Public accounting represents accounting services offered to clients from small or large firms. Common services offered include tax, auditing, general accounting, and consulting services. Accounting firms may offer other services to their clients based on their needs. Most accountants working under the public accounting umbrella have a professional license, such as the Certified Public Accountant (CPA) certification. This is a universal, worldwide license that indicates an accountant has gone through a rigorous test in order to achieve this standard.
Tax services from the public accounting industry typically include the preparation of annual personal or corporate returns. CPAs in this field spend copious time learning and staying abreast of current tax law. This often involves attending seminars or other training to ensure they offer the best services possible. Tax planning offered throughout the year allows tax accountants to help companies find ways to lower their tax liabilities. Targeted tax planning may also be necessary when a company makes a major move or decision regarding its operations, such as spinning off a division.
Auditing is perhaps the most well-known public accounting service. Accounting firms will offer to come in and test a client’s accounting books for accuracy, validity, and timeliness. Publicly held companies typically need to undergo audits in order to meet government reporting guidelines. Audits involve planning and field tests to determine the scope of a client audit. After the review, the firm will release an official opinion that contains the auditor’s opinion of the company’s financial reporting.
General accounting services offered by public accounting firms basically allow a company to outsource its financial reporting. A client will pay for professional accountants to maintain its general ledger and prepare financial statements. The client will simply forward all financial information to the accounting firm and allow the accountants to prepare it. This services works well for small companies or those unable to spend the appropriate amount of time completing accounting processes.
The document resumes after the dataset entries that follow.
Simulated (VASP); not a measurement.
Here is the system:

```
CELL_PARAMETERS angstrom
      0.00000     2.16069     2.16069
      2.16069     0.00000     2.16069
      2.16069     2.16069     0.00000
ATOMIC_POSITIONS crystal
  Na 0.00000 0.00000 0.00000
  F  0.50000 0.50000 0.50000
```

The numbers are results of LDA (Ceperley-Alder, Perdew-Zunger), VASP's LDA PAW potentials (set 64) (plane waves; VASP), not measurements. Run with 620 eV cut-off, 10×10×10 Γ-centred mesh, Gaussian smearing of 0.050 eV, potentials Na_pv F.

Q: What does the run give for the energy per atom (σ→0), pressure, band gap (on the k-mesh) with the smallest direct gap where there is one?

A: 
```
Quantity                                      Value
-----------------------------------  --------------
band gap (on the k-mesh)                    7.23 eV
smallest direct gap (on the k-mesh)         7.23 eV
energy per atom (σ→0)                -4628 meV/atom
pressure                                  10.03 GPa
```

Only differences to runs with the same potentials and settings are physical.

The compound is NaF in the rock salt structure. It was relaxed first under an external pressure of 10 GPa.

Consulting services are typically wide-ranging in public accounting. Professional accountants can consult with clients on a number of issues, from tax and mergers to purchases and general accounting and even employee benefit plans. Under current laws and standards, accounting firms are often unable to offer consulting services to a client in addition to auditing or general accounting services. This blurs the line between the segregation of duties. A firm that offers specific tax advice may be unable to prepare accounting information as they complete too many services for their client.